The history of study of Riemannian manifolds in terms of a flat ambient
space began from the Janet-Cartan theorem, which ensures that any N-
dimensional manifold can always be locally (and sometimes global) embedded
in a flat space of dimension N(N+1)/2. Additional symmetries of manifold can
reduce the number of dimensions of the ambient space required for embedding.
For spherically symmetric static manifolds this number is 6. According to
Birkhoff's theorem, the only vacuum solution of Einstein's equations with such symmetry is the Schwarzschild solution.
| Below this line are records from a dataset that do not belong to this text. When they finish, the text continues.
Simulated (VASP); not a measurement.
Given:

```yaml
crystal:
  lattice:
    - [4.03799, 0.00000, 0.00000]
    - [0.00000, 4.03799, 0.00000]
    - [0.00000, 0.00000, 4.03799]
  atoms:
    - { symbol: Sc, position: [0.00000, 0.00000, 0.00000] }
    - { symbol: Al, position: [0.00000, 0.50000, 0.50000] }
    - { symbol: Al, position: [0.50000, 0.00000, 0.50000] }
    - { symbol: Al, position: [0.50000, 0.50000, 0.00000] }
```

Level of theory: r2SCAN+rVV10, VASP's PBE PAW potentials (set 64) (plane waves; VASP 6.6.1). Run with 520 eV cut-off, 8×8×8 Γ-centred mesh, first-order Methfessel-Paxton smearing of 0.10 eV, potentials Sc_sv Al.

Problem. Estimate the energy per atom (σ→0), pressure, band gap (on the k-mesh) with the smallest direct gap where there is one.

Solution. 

As Janet-Cartan theorem does not guarantee the uniqueness of embedding,
there are several embedding of the Schwarzschild metric in the 6-dimensional
space. The first of them was founded by Kasner in 1921, but the ambient space
of this embedding has two time-like directions, and so this embedding is not
very interesting for physics. The most famous of the embeddings was offered by Fronsdal in 1959, it is a global embedding in (1+5)-dimensional Minkowskian space. However, a significant drawback of this embedding is that it is not asymptotically flat, i. e. does not turn into the 4-dimensional plane whereas we go far from the gravitating mass. None of several other well-known embeddings of the Schwarzschild metric also has this property. Thus, there is a problem: the insertion of an infinitesimal mass in flat space changes the asymptotic behavior of its embedding, where this mass doesn’t change the physics.
This work presents a global asymptotically flat embedding of the
Schwarzschild solution in (1+5)-dimensional flat space, and solves the problem of the asymptotics in embedding of gravitating mass. The next step would be a generalization of this result to the Regge-Teitelboim approach of gravity.